Between 1990 and 2007, Pavel Branko published film criticism in such journals and daily newspapers as Dialóg, Film.sk, Film a doba (Film and Time), Filmová revue, Kino-Ikon, Kultúrny život (Cultural Life), Mosty (Bridges), Nové slovo (New Word), Pravda (Truth), and Sme (We are), and on the air waves via Radio Free Europe.

NOTE: Publishers in Czechoslovakia did not make use of ISBN or ISSN before 1990.

1972

As film critic he was blacklisted during the entire "normalization" period of real socialism (1972–89), and as translator from 1972 to 1978. From 1972 until 1976 he occasionally published film essays on uncontroversial topics. This was possible because friends and former colleagues agreed that he might use their name as a cover.

1970

In 1970, Pavel Branko resigned on his own accord as film editor of Film a divadlo (Film and Theater). This was two years before his official blacklisting. At the time, he found already that his convictions were irreconcilable with the political line (the so-called "normalization") imposed by the new editor-in-chief. All this was due to his support for and involvement in the movement that the media in the West referred to as the Prague spring. In 1970, Branko briefly managed to land a one-year job as scientific collaborator at the Slovak Film Institute (SFÚ). In 1973, being 52, he was forced into ‘retirement’ for good. This was, incidentally, also the time of his divorce. He married his second wife, Emily, in 1979.

1968

In 1968, while the Prague Spring was still flourishing, Branko was in charge of a seminar offered for budding screenwriters at the Academy of Performing Arts in Bratislava. In the summer of 1968, he was a member of a delegation of Slovak filmmakers and critics who came to Bochum, W.Germany, to show and discuss non-conformist Slovak films, including such films as Juraj Jakubisko’s Deserters and Wanderers.

1967

While being already a respected film critic, Branko continued to work as a literary translator. In 1967, he obtained honorary awards from the SÚKK and the SV ČSSP for his translation of Maxim Gorky’s "Life of Klim Samgin" (Zhizn Klima Samgina / Жизнь Клима Самгина).

1956

In 1956, a year referred to as a "thaw" period, Pavel Branko returned to Bratislava, invited to assume a steady job as film editor of the newly founded bi-weekly journal Film a divadlo (Film and Theater).

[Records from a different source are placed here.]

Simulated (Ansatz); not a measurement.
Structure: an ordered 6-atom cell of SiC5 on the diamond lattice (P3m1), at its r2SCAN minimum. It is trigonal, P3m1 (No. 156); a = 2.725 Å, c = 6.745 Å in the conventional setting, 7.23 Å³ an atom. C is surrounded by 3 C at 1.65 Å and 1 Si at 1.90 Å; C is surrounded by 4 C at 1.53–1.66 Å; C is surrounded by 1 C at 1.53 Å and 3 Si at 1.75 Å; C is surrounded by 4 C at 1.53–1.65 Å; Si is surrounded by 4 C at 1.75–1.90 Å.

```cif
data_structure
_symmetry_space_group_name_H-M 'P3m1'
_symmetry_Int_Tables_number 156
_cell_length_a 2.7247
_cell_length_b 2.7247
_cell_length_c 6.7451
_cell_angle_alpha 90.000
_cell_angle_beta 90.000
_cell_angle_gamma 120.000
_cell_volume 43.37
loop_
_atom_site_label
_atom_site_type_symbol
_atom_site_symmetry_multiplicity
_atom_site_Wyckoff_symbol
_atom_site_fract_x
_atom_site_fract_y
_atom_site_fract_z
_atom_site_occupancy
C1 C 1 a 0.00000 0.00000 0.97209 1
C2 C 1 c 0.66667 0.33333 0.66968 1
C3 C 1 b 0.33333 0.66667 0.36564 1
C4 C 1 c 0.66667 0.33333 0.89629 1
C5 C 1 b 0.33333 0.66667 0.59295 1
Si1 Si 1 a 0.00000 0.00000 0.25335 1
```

Since 1956, Branko specialized in documentary film, attending regularly the short-film festivals in Karlovy Vary, Oberhausen, Leipzig and Cracow (occasionally as a jury member), as well as the national Pula Film Festival in Yugoslavia. In the 1950s, 60s, and early 1970s he published his reviews and essays mainly in Slovak and Czech. The Slovak media that published his film criticism in this period included Čítanie o ZSSR (Reading on USSR), Film a divadlo (Film and Theater), Kultúrny život (Cultural Life), Ľudovýchova (Vernacular Education), Mladá tvorba (The Young Generation), Národná obroda (National Revival), Nové slovo (New Word), Práca (Labor), Pravda (Truth), Predvoj (Vanguard), Príroda a spoločnosť (Nature and Society), Rodina a škola (Family and School), Slovenský rozhlas (Slovak Radio), Slovenka (Slovak woman), Slovenská reč (Slovak Language), Slovenské pohľady (Slovak Views), Slovenský jazyk a literatúra (Slovak Language and Literature), Smena (Shift), Svet socializmu (World of Socialism), Učiteľské noviny (The Teacher's Newspaper), Új szó (New Word – in Hungarian), Umelecké slovo (Word Art), Televízia, Večerník (The Evening Paper), and Život (Life). The Czech media included Czechoslovak Life, Divadelní a filmové noviny (Theatre and Film News), Estetika (Aesthetica), Film a doba (Film and Time), Filmové a televizní noviny (Film and Television News), Reportér, Rudé právo (Red Law), Plamen (Flame), and Tvorba (Creation).

1952

The year 1952 brought such a tightening of the ideological limits imposed that Branko's value hierarchy could not accept it. He decided to resign as a film critic and withdrew with his first wife Mary to a lonely cabin in the High Tatras, a mountain range in North-Eastern Slovakia, where he restricted himself to translating books.

1948

Between 1948 and 1952, his film reviews were published in many journals and daily newspapers, such as Kultúrny život (Cultural Life), Ľudovýchova (Vernacular Education), Náš film (Our Film), Pod zástavou socializmu (Under the Banner of Socialism), Práca (Labor), Pravda (Truth), Slovenská reč (Slovak Language), Slovenské pohľady [Slovak Views], Smena (Shift), Svet socializmu (World of Socialism) and others.

1945

During the winter of 1945, fearing that the advancing Red Army could liberate the political prisoners, the Tiso regime made a dirty deal with the German Gestapo. The prisoners were formally released, but in fact transferred to the Gestapo directly at the front gate of Leopoldov prison. In this way, Branko was transferred together with many others to the Mauthausen concentration camp in February 1945. The three months in Mauthausen, until his liberation by the U.S. army in May 1945, were the hardest of the entire period of Pavel Branko's imprisonment.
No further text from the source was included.